This was a great discussion on how established leaders in their markets (e.g., Allstate in the Insurance Pricing arena) are using competitive platforms (in this case Kaggle) to bring new algorithmic concepts and analytical approaches to solve classic problems.
Allstate’s competition was discussed and some interesting perspectives shared.
Eric (from Allstate) mentioned that some of the winning algorithms would have been too complex to explain to Allstate’s customers and thus may not have been suitable for practical implementation. That statement is partially true, as most insurance carriers are using GLM and derivative models whereas the public’s general comprehension ends with simple regression. As such, the causality of higher premiums may be explained in generic terms, the actual contributors are usually deemed trade secrets. The ‘disconnect from the model’ or ‘black box model’ perception is going to increase over time as complex algorithms (sometimes referred to as ‘machine learning’) begins to gain prominence in more consumer facing interactions.
Another point that was tangentially discussed was the inadvertent over-fitting of the submitted models to the sample data set. This is not surprising given the competitive personalities engaged on Kaggle, as noted Jeremy (Kaggle’s Chief Scientist). The takeaway is that data preparation is paramount and the criteria used to benchmark need further scrutiny. After all, the teams participating are astute and whose deep technical expertise will be focused on winning as per definition. In some cases, the definition may unintentionally deviate from the perceived objectives.

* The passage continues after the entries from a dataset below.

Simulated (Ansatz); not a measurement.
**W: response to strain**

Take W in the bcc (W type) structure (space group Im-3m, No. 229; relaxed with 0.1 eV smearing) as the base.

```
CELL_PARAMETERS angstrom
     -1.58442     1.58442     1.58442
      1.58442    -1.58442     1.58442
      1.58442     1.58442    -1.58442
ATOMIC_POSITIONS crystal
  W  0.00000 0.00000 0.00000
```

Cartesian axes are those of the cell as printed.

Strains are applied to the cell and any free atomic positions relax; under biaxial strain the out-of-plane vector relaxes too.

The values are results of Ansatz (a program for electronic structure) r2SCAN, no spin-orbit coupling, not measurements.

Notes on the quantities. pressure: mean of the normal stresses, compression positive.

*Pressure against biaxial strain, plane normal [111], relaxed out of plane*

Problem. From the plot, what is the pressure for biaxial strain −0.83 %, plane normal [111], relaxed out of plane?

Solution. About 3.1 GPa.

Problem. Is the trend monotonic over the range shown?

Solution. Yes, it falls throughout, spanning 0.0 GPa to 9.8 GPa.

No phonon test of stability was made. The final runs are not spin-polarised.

Finally, Jeremy raised an interesting point on how the best models are those from outside the subject domain. Existing benchmarks are set by those familiar with the subject domain and thus well versed in the conventional ways. For a ‘game changing shift’, a radical approach is necessary and generally occurs when applying patterns from other domains/fields.
It is going to be interesting as new algorithms and tools are leveraged in established industries. Though not a big fan of ‘payday loan companies’, the founder of ZestCash was interviewed at the same conference in terms of how his company is using thousands of attributes coalesced into 10 models to better rate and underwrite loans to the underbanked. This is quite revolutionary where the ‘industry benchmark’ is a regression model developed in the 70s using 12-15 criteria and commonly referred to as FICO.